There are several types of resource records (RR’s) that can be found in a zone file:
- A (Host) Record: Is used to associate a host’s name to an IP address.
- CNAME (Alias): An IP Address can have more than one name. Some Web Sites, for example, have several Web Servers for load balancing, each with different IP Addresses. A query to www.microsoft.com will give you several possible IP Addresses all pointing to the same web-site.
- MX (Mail Exchanger): A Mail record used to indicate where mail for the domain should go.
- The Name Server Record (NS): Shows which DNS Servers are authoritative for this zone.
- Start of Authority (SOA) Record: This is the first record in the database file and contains information about the zone file.
- Service (SRV) Records. These contain the IP addresses of different services on the domain, e.g. the services used to logon and query Active Directory. Domains could not function without SRV records.
Reverse Lookup Zones
A Reverse Lookup-Zone contains IP Address to Name mappings. This allows the computer to do reverse queries, some applications need to be able to make reverse lookup queries. Reverse Lookup Zones contain the following Resource Records.
- Pointer Record: (Does the opposite of the A record it maps an IP address to a host name. By having the two types of records it is possible to do a reverse lookup.)
- CNAME (Alias)
- The Start of Authority (SOA) record
- The Name Server Record (NS)
When doing reverse-lookups, DNS uses the same principle as a forward query. The IP address is reversed allowing queries to start from the least specific to the most specific. The special domain name in_addr.arpa is used for reverse lookups. e.g. A query about the hostname of 10.1.0.1 would result in a query to a zone-file called 0.1.10.in_addr.arpa.
Active Directory Integrated Zones
Active Directory Integrated Zones store the same information as standard Zone Files, however the information is stored and replicated with the Active Directory. There are no Primary or Secondary Zones. All zones are multi-master, which means that you can update any of the zones and the changes will be replicated.
Active Directory zones as well as standard Windows Server 2003 zones use IXFR (Incremental Zone Transfers), which means that when a change is made to a zone file, only that change is replicated instead of the entire database. This can lower network traffic between DNS Servers. Active Directory Zones allow for secure, dynamic updates. Updates to the DNS zone are done automatically and only clients who are a member of the forest can register.
A stub-zone contains a partial copy of another zone. The zone contains only the NS and SOA records for its master zone. Stub zones identify the servers that are authoritative for the master zone and the servers that are authoritative for its child zones below the master in the namespace.
Stub zones are mainly used to keep track of name servers in delegated child zones when there are a great deal of children.

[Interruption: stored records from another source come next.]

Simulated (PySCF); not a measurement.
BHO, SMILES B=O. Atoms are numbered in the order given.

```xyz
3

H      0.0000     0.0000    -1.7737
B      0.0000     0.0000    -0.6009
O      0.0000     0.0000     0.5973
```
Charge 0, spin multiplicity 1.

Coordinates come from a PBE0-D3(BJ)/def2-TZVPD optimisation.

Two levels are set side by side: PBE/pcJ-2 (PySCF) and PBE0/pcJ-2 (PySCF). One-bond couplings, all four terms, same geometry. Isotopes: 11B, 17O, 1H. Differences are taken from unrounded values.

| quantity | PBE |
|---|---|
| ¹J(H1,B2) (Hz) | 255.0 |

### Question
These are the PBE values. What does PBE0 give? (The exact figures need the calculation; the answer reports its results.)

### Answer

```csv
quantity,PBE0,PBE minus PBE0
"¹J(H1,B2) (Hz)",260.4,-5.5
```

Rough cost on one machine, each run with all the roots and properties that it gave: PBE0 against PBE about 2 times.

If your Windows Network isn’t connected to the Internet or if you want to prevent users querying anything on the Internet, you can configure a DNS server to contain its own root zone. The Root Zone is treated as the master of all queries. Nothing is ever queried above a Root Zone. A Root Zone can never be demoted and then a new Root Server placed above it. It is therefore essential that you plan your DNS implementation correctly.
Caching-Only DNS Servers
All DNS Servers store the queries that they have resolved. However caching-only DNS Servers only cache the information and don’t actually hold any sort of zone file. When a caching-only DNS Server is first started it contains no information and the cache is gradually built up over time using iterative queries to other DNS Servers that contain the information. A caching-only server is not authoritative for any zone.
Caching only servers can be used to speed up Internet access on networks. The DNS server will store any queries it makes to the Internet and speed up name resolution.
A DNS Server can be configured to forward name resolution requests to other DNS Servers. These forwarding requests can either be all unresolvable queries or queries based on domain-names (conditional).